In other words, there are two statutes at play here.  One requires intent; the other does not.  The statute that does not require intent is enough, but they’re not using it.  They’re relying on some other statute that does require intent, and they’re adding that to the statute that doesn’t, in a sense, as a means of protecting her.  That’s what the FBI’s done today.  It has told the public that because Mrs. Clinton did not have intent to harm the US we should not prosecute her on a felony that does not require proof of intent to harm the US.

“Meanwhile, although there may have been profound harm to national security caused by her grossly negligent mishandling of classified information, we’ve decided she shouldn’t be prosecuted for grossly negligent mishandling of classified information. I think highly of Jim Comey personally and professionally, but this makes no sense to me. Finally, I was especially unpersuaded by Director Comey’s claim that no reasonable prosecutor would bring a case based on the evidence uncovered by the FBI.

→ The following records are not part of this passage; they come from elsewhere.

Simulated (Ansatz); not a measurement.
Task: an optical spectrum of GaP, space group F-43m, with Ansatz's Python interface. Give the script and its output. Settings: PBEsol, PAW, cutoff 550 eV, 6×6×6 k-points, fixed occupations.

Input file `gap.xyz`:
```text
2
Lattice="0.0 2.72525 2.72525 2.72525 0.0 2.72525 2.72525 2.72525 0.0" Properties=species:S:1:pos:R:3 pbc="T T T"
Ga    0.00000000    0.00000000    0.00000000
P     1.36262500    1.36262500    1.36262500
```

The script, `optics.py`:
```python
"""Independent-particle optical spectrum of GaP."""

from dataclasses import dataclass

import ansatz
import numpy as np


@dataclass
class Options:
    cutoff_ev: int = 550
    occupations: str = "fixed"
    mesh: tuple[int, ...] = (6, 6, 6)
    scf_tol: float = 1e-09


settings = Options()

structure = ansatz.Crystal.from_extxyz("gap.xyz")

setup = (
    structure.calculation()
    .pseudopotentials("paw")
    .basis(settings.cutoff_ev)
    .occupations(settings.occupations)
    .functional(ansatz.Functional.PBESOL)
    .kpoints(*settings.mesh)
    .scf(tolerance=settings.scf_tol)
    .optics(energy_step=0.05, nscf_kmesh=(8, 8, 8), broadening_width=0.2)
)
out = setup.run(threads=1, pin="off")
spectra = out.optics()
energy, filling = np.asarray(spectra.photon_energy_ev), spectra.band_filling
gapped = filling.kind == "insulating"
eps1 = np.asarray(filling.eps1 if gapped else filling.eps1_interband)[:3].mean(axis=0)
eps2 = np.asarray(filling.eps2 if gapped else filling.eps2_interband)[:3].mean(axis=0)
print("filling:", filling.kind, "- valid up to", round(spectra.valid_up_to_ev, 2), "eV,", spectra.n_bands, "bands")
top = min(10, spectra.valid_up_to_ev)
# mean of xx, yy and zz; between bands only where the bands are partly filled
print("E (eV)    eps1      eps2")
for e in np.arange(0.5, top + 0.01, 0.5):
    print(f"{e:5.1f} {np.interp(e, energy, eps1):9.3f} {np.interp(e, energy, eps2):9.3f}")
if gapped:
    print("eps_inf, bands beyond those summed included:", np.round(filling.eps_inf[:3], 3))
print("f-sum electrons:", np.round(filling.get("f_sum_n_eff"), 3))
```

“To my mind, a reasonable prosecutor would ask: Why did Congress criminalize the mishandling of classified information through gross negligence? The answer, obviously, is to prevent harm to national security. So then the reasonable prosecutor asks: Was the statute clearly violated, and if yes, is it likely that Mrs. Clinton’s conduct caused harm to national security? If those two questions are answered in the affirmative, I believe many, if not most, reasonable prosecutors would feel obliged to bring the case.”

I was gratified to see this piece that Andy wrote because this intent still has me buffaloed.  Who cares if she intended to put US national security at risk?  Who does?  But the fact of the matter that the statute says gross negligence.  Gross negligence and lack of intent are the same thing.  Gross negligence, if you’re just so willfully unaware, if you don’t care, if you are so unattached that you are not aware what you do, that’s gross negligence.  That’s the statute.  How can you intend not to dare?  How can you intend to be negligent?  You just are.

So these statutes contradict each other.  And McCarthy’s point is that this has selective application of a statute that in her case doesn’t apply.  It’s taking the intent statute that does require intent, moving it over to the area in which she has transgressed and applying it where Congress doesn’t.  This strangely sounds very similar to what Chief Justice John Roberts did with Obamacare.  He said to himself, you know, I just don’t think — and I think he either admitted this or somehow it came out that the chief justice said I’m not comfortable, I’m not comfortable judging something here to be unconstitutional that has been duly passed by the elected representatives of the people, I just don’t find a comfort level doing that. So he rewrote it in a sense.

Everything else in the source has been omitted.